People bring their own backgrounds and knowledge to every new learning opportunity. Essentially, the brain develops neural networks that embed and store information. Connections between neurons form for everything an individual pays attention to, and they physiologically change as the brain acquires new information and perceptions. This is how people learn. For example, participating in or observing a presentation may influence an individual's future presentation style.
Memory is a required component of learning. When people pay attention, memories form through a three-part process for information encoding, storage and retrieval. These neural connections are reinforced by the neurotransmitter dopamine, the brain's reward chemical, which is released during each repetition of thought that positively reinforces behavior. This response embeds learning. Failure to learn can be the result of deficiencies in any of the three stages of the memory process.
As organizations seek to effectively educate employees, a holistic approach recognizes that the brain interacts not only with incoming information, but within the entire context in which it is presented. Therefore, learning leaders should consider the physical, emotional and cognitive elements of the environment where learning takes place.
The volume of information people are exposed to also creates challenges in the brain's ability to process and recall information. Content should be presented at a level that is challenging, but within the audience's capability to understand. Learning is a resource-hungry activity, and there are limits to the brain's ability to digest and store new material. It may sound rudimentary, but sleep is a crucial factor to aid learning. Neurons activated during learning are reactivated during slow-wave sleep.

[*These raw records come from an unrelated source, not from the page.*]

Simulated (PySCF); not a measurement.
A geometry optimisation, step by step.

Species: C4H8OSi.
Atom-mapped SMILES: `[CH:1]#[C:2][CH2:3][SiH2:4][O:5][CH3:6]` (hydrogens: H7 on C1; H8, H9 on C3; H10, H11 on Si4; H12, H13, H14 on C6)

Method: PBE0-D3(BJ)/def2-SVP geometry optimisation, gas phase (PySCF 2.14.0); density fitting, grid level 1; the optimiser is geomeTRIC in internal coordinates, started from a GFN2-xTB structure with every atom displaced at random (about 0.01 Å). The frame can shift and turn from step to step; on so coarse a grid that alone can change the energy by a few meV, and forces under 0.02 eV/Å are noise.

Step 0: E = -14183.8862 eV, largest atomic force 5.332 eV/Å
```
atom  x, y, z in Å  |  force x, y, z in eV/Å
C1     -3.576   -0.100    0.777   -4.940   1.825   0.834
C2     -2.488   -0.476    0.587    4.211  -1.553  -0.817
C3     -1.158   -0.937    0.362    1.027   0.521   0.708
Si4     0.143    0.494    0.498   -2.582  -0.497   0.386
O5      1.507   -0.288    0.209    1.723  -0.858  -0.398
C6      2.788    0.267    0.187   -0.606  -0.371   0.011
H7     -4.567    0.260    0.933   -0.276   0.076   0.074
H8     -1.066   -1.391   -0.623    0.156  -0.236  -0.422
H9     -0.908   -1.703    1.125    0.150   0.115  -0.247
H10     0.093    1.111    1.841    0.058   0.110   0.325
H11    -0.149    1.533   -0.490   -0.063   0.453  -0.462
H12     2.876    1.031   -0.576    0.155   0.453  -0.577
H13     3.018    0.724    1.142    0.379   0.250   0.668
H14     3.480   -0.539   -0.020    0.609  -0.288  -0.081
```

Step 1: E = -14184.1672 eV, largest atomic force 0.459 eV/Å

An optimized learning environment should address physiological needs by ensuring adequate food and water are available and that light, temperature and ventilation are at appropriate levels. It is also essential to address the emotional aspect of learning. Emotion regulates where people place their attention, and emotional cues linked to learning content forge a deeper and richer neural pathway than fact-based content alone. Where there is insufficient concentration, neural networks fail to form adequately.
According to Knud Illeris, a Danish scientist and professor of lifelong learning at the Danish University of Education in Copenhagen, self-directed learning is highly effective, and when done in a purposeful manner, the learner is more likely to retain the information. Motivation is also important. Without an intrinsic incentive to learn, the dopamine reward mechanisms that reinforce learning fail to be activated.
Further, despite the popularity and practicality of e-learning, learning that takes place through direct experiences or observation of others remains crucial. Formal classroom instruction enables people to test and validate thinking, and providing a supportive environment where failure is an accepted part of the experience helps foster learning.
A traditional model for learning is the 70-20-10 rule, which suggests that 70 percent of learning should occur informally and on the job, 20 percent is the result of observing others and 10 percent is formal training. Another popular model for learning, AGES, was developed in 2010 by Lila Davachi, associate professor of psychology at New York University. This model highlights four criteria necessary for effective learning:
Focus on a single area of interesting and relevant material when designing programs.
People can generate their own thinking through direct interaction.
Employees are more apt to learn based on emotional cues associated with the learning task.
Content should be spread across days for optimal learning and retention.
With a deeper knowledge of how humans learn, learning leaders can design programs based on scientific theory that tap the brain's learning capabilities and drive desired learning results.